Wednesday, September 28, 2011

Roasted Carrot and Apple Soup

It's apple season again...

These are the Fuji apples in my front yard and I couldn't be happier that they are ripe and ready for picking...

They remind me of my mom's apple pie.  I love my mom's apple pie.  When I was growing up, every year at Thanksgiving she made at least three because she knew that family would take big slices home with them whether she liked it or not.  And of course, that would leave her with none, so she made at least one extra one for our house.  The recipe for the crust came from a book so tattered and used that I'm not sure it's even really a book any more.  It comes complete with her notes and scribbles over the years that marked her changes to the recipe that brought it to the perfection that it is today.  Maybe some day I'll earn the right to use that recipe.  For now, I can only dream of having my mother's crust making skill.

It's these food memories from years ago that fuel my need to cook today.  Sitting around the table every year, peeling and slicing bags and bags of apples for the pies.  Hands sticky and sweet from all the apple juices running down my fingers.  The laughter and stories told around that table with my mother, sister, grandmother, and sometimes an aunt of friend.  I hope that my boys have those same sorts of memories when they're grown.  They don't have the patience or skill to peel and cut apples with me yet, but I smile every time one of them brings his stool over to the kitchen counter and asks to help me cook.  I know that one day they'll look back fondly on mixing pancake batter with their mom and they'll be better men for it.

Nowadays, when I peel and cut apples, I can't help but remember the apple cutting marathons of my childhood Thanksgivings and I feel a bit closer to home.  That's exactly how I felt when I was making this soup.  It's comfort in a bowl.  Warm, slightly sweet, and with just a hint of smoky heat that makes it different and even more delicious.  I was inspired to make it by a recent posting in the wonderful and gorgeous blog, Canelle et Vanille.  If you've never seen it, please do.  The author, Aran,  takes the most beautiful photographs and her food is heathly, yummy and interesting (she's gluten free and from the Basque region of France/Spain, so many of her recipes are inspired by her childhood home).  My soup here is really her soup with just a few minor tweaks for my taste.  You'll forgive me won't you?  The soup is so fantastic that you'll have no choice but to forgive me.

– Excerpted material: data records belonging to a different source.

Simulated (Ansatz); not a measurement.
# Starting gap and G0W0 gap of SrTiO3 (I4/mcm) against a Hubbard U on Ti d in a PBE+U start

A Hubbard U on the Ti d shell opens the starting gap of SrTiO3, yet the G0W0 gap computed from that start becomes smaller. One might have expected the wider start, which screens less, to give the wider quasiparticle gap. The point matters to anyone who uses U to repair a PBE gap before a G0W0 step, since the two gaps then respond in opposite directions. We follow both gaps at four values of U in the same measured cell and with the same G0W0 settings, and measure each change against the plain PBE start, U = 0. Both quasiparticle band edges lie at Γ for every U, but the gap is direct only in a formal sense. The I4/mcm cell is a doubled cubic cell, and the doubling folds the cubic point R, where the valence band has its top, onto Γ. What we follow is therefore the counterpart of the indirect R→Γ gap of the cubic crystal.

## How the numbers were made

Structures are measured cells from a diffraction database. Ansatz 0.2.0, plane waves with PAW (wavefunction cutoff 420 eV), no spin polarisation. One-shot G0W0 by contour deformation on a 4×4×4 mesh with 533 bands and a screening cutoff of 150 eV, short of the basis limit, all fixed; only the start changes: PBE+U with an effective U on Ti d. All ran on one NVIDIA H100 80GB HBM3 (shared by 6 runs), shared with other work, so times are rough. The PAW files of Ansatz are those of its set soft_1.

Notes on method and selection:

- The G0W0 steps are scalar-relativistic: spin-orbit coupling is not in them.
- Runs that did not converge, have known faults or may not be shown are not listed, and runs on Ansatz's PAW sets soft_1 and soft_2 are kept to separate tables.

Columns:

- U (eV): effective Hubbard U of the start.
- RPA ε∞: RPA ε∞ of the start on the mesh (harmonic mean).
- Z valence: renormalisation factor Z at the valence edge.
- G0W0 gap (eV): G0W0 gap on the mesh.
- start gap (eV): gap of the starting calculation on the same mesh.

Roasted Carrot and Apple Soup
Inspired by this recipe at Canelle et Vanille

This recipe calls for a spice called  piment D'Espelette.  It is a ground red pepper from the Basque region that I was unfamiliar with before reading the Canelle et Vanille post.  I happened to spot it at a kitchenware store and snatched it up.  It's worth looking for because it imparts a lovely note of heat into the soup that's not really hot, but sort of smoky and lingering.  It really makes the soup.  If you can't find it, try using just the tiniest pinch of cayenne and 1/8 tsp paprika or even smoked paprika. 

2 apples such as fuji, gala, or pink lady
1 1/2 lbs carrots
1/2 small sweet onion
1 clove garlic
1/4 tsp ground coriander
1/8 tsp piment D'Espelette
3 sprigs of thyme
1/2 tsp salt
3 cups low-sodium chicken broth (you could use vegetable broth and make it a vegetarian soup)

Preheat your oven to 400 degrees.  Peel and cut the carrots into 1 inch pieces.  Peel and slice the apples into 8ths. Place the carrots and apples onto a cookie sheet and roast for about 30 minutes.  The apples will be soft and the carrots will have begun to soften.

In the meantime, dice the onions and garlic and saute until beginning to soften, about 5 minutes.  Add the coriander, piment D'Espelette, thyme leaves, and salt and stir for one minute.  Add the roasted carrots and apples to the pot as well as the broth.  Bring to a boil and then reduce the heat and simmer for 15 minutes until the carrots are fully softened.

Carefully spoon the soup into a blender or food processor (you may want to do it in two batches) and blend until smooth.  If you have an immersion blender, this is the time to use it!  Serve the soup with sprinkling of more piment D'Espelette and thyme leaves.  Don't forget the crusty bread to dip into the soup and clean out the bowl.  May this soup and this apple season bring you many happy memories.